Discussion 4: Sorter Architecture and Analysis
This is a paper-and-pencil, analytical assignment. You should work in your
discussion group and reach a consensus and post the results of your consensus.
The due date is midnight, Thursday, March 31.
Recall the architecture of a P-processor sorter, used to sort N
inputs. First consider the case when P=N, and then extend your
analysis to the case for N=kP, where k is some integer (this
case will require k passes through the array). Some questions to think
of:
- How to load and unload the array. Sure, pushing in MAXINT after the
data is good, but after that how do you reuse the architcture? With a global
reset? When can this occur? So, analyze the total execution time for the
architcture to completely finish the k passes (note that there will be
idle time between the passes).
- How many cycles (clock ticks) does it take to get the last data element
out of the array (for one-pass as well as for the multi-pass case)?
- For the one-pass case:
- How many cycles dos it take till the FIRST output appears?
- How many cycles dos it take till the first PROCESSOR is done?
- How many cycles dos it take till the LAST output appears?
- When does the i-th processor START?
- When is the i-th processor DONE?
- For the k-pass case, the essential question that you
MUST figure out is how to "tightly" interleave multiple passes, without a
global reset (hint: use the control sgnal). Once that is done, need to think
of similar questions as above.
- For the k-pass case, derive a formula for the total execution time
to sort the entire, N-element array (express this as a function of only
N and k, and eliminate P). Then, deduce the number of
passes that minimizes this function. Coment on the answer you get. Does it
make sense? Did your intuition tell you that this would be the case? Why?
- Starting from this Alphabets program, derive the
systolic architecture that we studied in class. Your derivation should choose
a schedule function, an allocation function, the resulting CoB, and then the
transformed program which can be interpreted as a description of the
architecture. Can you systematically derive the I/O (i.e., the loading and
unloading of the array) and the control signals needed for it?

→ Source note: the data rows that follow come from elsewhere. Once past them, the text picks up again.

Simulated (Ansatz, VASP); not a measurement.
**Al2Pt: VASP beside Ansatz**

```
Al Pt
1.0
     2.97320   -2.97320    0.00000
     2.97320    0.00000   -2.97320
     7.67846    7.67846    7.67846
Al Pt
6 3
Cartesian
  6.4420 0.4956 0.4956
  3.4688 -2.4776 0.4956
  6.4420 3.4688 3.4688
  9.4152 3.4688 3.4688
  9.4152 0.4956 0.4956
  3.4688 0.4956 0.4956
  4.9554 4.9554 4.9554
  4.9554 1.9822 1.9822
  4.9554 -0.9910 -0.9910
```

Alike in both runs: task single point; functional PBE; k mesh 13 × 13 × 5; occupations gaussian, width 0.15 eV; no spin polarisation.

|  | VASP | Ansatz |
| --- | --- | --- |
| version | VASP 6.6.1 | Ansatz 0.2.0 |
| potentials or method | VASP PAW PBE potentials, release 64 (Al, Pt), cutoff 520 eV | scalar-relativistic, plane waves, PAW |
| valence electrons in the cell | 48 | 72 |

Consider an Alphabets program, with two varaibles, X and Y. After choosing a
parallelization (schedule and processor allocation) and the subsequent CoB,
the domains for the variables are:
float X {i,j | 0 <= j; i-j < N; 2j<=i}
float Y {i,j | 0 <= i <= j < N}
What is the loop structure that would be generated when these two domains are
visited in lexicographical order. You don't need to come up with an algorithm
to do this in the general case (that's a pretty hard problem), as long as you
are able to convince yourself and your discussion partners that the code is
correct.
Sanjay Rajopadhye 2007-01-23